Answer:
[tex]\displaystyle g'(10)=\frac{1}{-13}=-\frac{1}{13}[/tex]
Step-by-step explanation:
The Derivative of the Inverse Function
Let f(x) be a real invertible function, and g(x) the inverse function of f(x), i.e.,:
[tex]g(x)=f^{-1}(x)[/tex]
We can calculate the derivative of the inverse function even if we don't have the inverse function explicitly computed. We use the formula:
[tex]\displaystyle g'(x)=\frac{1}{f'(g(x))}[/tex]
We need to find the value of g'(10) when:
[tex]f(x)=-x^3-x[/tex]
Substituting:
[tex]\displaystyle g'(10)=\frac{1}{f'(g(10))}[/tex]

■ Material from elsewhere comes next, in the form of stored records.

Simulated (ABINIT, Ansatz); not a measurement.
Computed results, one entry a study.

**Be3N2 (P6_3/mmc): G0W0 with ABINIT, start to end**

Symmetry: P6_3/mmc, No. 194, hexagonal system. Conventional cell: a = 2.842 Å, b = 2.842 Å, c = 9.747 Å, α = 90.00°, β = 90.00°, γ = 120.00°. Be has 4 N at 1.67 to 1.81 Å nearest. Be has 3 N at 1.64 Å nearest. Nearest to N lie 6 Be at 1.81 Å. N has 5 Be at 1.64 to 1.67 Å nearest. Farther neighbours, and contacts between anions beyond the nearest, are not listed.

We don't have the value of g(10) but we can guess its value since the inverse functions f and g satisfy:
if y=f(x), then g(y)=x, thus we need to find a value of x that produces a value of f(x)=10.
We can easily find that x=-2:
[tex]f(-2)=-(-2)^3-(-2)=8+2=10.[/tex]
Thus, g(10)=-2
Now we find:
[tex]f'(x)=-3x^2-1[/tex]
[tex]f'(-2)=-3(-2)^2-1[/tex]
[tex]f'(-2)=-3*4-1=-13[/tex]
Thus, finally:
[tex]\displaystyle g'(10)=\frac{1}{-13}=-\frac{1}{13}[/tex]